# Predicting Application Workload via Extreme Value Analysis

Scalability plays a key role in the success of an application/service. Being
able to remain responsive in the face of heavy loads is crucial
for a growing application.
A lot of effort is spent to design scalable systems with the aid of
state of the art paradigms, frameworks and tools.
Developing a scalable system is, however, only part of the solutions.
A system capable of scaling is of no use if we do not know **when to
scale it**. The point is that we want our services to
scale up/out when the load is intensifying but at the same time
we want to strongly avoid scaling up/out when not needed. Scaling,
in fact, never comes for free: additional resources mean additional
costs that we want to avoid if not really necessary.

To complicate this scenario, we might have committed to provide our users with a specific service level (e.g. through a Service Level Agreement). In this cases we can not afford to scale up/out when the load reaches critical levels but we rather want to be proactive. That is, we scale up/out before the Quality of Service offered to the users degrades. Proactiveness, however, often leads to provisioning and non cost-effective decisions.

I am currently working on a web application that does some
heavy sound processing (as beat detection that I discussed
here) on user-submitted audio files.
I want the processing service to scale proactively without ever
degrading user experience (avoid long wait times).
I am able to scale out these services but I don’t want to waste money
on unused resources so I was after some tool to aid me
predict the load on my system to more accurately decide when to scale.
Several tools allow engineers to monitor the resource
consumption (CPU, memory, network) and load of their systems. Few techniques however
are available to guide proactive scaling. Few tools, in fact,
help engineers and system designers to quantify possible future peaks
in their system’s workload. And almost **none of such tools
provides a quantifiable confidence on the predicted peak**.
Workload prediction
(as well as resource demand prediction) is often performed by experts on the basis
of time series and real-time information but is hardly guided by statistical/scientific
evidence.

In this scenario, Extreme Value Analysis can help predicting workload peaks starting from time series and can therefore serve as a fruitful aid to proactive scaling.
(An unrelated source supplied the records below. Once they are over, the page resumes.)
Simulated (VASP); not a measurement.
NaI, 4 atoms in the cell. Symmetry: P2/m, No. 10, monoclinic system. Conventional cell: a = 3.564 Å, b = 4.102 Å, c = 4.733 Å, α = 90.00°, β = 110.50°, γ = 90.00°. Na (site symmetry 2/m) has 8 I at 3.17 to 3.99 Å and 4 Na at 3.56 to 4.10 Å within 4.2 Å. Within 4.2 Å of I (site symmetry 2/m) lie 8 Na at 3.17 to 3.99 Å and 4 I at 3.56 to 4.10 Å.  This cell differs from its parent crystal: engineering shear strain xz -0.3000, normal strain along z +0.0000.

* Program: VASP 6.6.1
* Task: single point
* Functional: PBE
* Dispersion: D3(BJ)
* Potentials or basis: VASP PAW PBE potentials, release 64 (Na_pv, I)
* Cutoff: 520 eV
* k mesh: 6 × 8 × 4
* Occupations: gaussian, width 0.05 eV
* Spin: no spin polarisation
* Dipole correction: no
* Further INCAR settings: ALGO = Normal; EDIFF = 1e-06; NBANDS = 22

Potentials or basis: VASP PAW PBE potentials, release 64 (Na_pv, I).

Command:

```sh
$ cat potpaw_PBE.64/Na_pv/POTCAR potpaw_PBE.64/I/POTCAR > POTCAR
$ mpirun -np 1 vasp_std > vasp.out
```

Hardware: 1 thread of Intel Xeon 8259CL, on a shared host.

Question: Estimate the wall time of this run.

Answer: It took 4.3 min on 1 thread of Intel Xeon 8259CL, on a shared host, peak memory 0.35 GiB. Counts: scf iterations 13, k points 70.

### Extreme Value Analysis

Extreme Value Analysis (EVA) is a statistical theory that aims at assessing the probability of extreme events given an ordered sample of a random variable. EVA is applied in several fields as for instance, structural engineering, finance and traffic prediction. Recent studies also apply EVA to the prediction of network congestions.

For practical applications of EVA, the Block Maxima technique can be used. With block maxima the input time series is divided into blocks of fixed size from each of which only the maximum value is taken. The resulting sample is called block maxima serer. EVA then fits to the block maxima data a Generalized Extreme Value (GEV) distribution. GEV distribution is a family of continuous distributions that approximates well the behaviour of maximum values in a time series.

Once a GEV continuous distribution has been fit to the data a survival function can be
extracted from it. The survival function
(also known as reliability function or complementary cumulative distribution function)
says for any value *x*, the probability *p*
that a value higher than *x* occurs in the event represented by the original data.
As you can understand
with such a distribution we can choose a probability value *p* and extract
the corresponding value *x* such that the probability of
witnessing a value higher than *x* is *p*. That is, we
can not only identify peaks but also quantify the probability of exceeding them.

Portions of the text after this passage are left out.